Here’s the problem. Going on a carbon diet is hard in the way that going on a calorie diet is not. For the most part, there is good information about the calorie content of food and I can regulate it myself and consume less calories.
But if I want to consume less carbon emissions, the task is harder; much harder. So hard that you could end up doing more harm than good. And this is the central fact that should guide how we deal with carbon emissions.
Let’s take the poster-child of a low-emissions lifestyle – driving less. We know that driving internal combustion engines around leads directly to carbon emissions.
But, as Chris Goodwell, renowned environmentalist and author of How to Live a Low Carbon Life pointed out, a 5km drive would add 1kg of carbon to the atmosphere while a walk would seemingly add nothing if you just looked at its direct effects.
However, for many people, they would need more energy to sustain a regular 5km walk. To make up the 180 calories would likely generate 3.6kg in carbon emissions. The trade-off wasn’t even close.

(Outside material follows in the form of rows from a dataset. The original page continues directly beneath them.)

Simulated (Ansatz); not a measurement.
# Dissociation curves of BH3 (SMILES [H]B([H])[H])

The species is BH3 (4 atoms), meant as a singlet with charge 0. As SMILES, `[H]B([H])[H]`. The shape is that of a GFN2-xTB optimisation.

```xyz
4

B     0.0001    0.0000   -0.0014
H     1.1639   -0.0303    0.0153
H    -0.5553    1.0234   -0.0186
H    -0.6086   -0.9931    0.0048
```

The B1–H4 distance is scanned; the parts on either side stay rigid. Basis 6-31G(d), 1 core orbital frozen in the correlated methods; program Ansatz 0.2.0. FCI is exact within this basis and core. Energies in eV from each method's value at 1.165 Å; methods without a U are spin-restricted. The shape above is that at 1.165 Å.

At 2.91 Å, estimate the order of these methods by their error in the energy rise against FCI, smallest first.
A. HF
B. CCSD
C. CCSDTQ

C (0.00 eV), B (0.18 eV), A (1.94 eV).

That was for cars with respect to walking. Trade-off with public transport and it is murkier especially if you are like most people and don’t like to stuff yourself into a train or bus. The point here is not that there exists ways of changing behaviour to go on a real carbon diet. The problem is that it is hard to use simple prescriptions to guide people in a way that works. The economy is too complex.
This notion of a lack of information scales up. As I pointed out recently, government programs that directly target behaviours to reduce emissions have a very poor track record. A new Grattan Institute report looks at the track-record of Australian programs. They argue that targeted programs totalling $12 billion by Australian governments have had virtually no impact on emissions. For instance, poster-children such as solar and insulation rebates will cost about $5 billion but will at best remove 1.9 million tonnes of carbon from our collective diet. That adds up to over $200 per tonne. This in a world where people are calling a $30 carbon tax large.
Again, the point is not that solar power and better insulation cannot help reduce emissions. They can. But we don’t know the best way to implement them when we simply provide incentives to install them. The carbon accounting required to work out whether our emissions will be significantly reduced or not is not in the hand of the government.
Can private actors help out? There is a movement to encourage our businesses to be more environmentally conscious. Consumer pressure and marketing have played a role. This may assist in reducing emissions but from where I sit it is hard to tell. Even in a world that would involve heroic beliefs about the conscience of our private firms, do they have the information to know what their emissions really are? In his soon-to-be published book, Adapt, economist Tim Harford tells of the work by The Carbon Trust – a UK organisation devoted to working out carbon footprints – to figure out the carbon content of a Cadbury’s bar of dairy milk chocolate.
The glass-and-a-half of milk is about a third of the bar and that takes lots of transportation to get from cow to mouth. So it is responsible for about two thirds of the carbon generated by producing the bar – the other ingredients are lighter and less perishable.
But that is just averages. The real carbon footprint would depend on where the people were. Also, what is anyone going to do about it? We could demand less milk in chocolate but what if they just substitute to exercise and consume more meat – or worse, just drink milk? It’s a mess. And that was for a simple product.
It is hard to be a know-it-all on climate change policy. The easier thing as Harford points out is to decentralise the whole matter. Put a price on carbon emissions and things change all over the place. Milk transport costs could go up as could meat transportation costs.
Refrigeration costs will rise as energy costs rise. Packaging costs could change. No one would account for anything other than the emissions they directly produce from their productive activity. There would be no need to think about whole supply chains and forecast changes in demand. Just pay the price and move on. Like all other costs in the economy, the market would aggregate them up and spew out other prices that allowed people to make decisions.
If you want to feel guilt about driving a car you still could but the price of the car, the price of fuel and the price of meat you might consume more of if you walk will build the carbon cost into it. You’ll be on a diet but you can go about your business just as usual. Yes, some things might cost more, but it is better than them costing a lot more with no guarantee of success. Being a know-nothing can have real virtues.
In the policy debate about the carbon price (or tax), the focus has been on the fact we have to do something about climate change and whether we want to do it. The carbon price makes it very transparent what we are doing as opposed to direct targeted programs that don’t. As we move forward, transparency is something we should value and it performing on it is something we should hold out policy-makers to account on.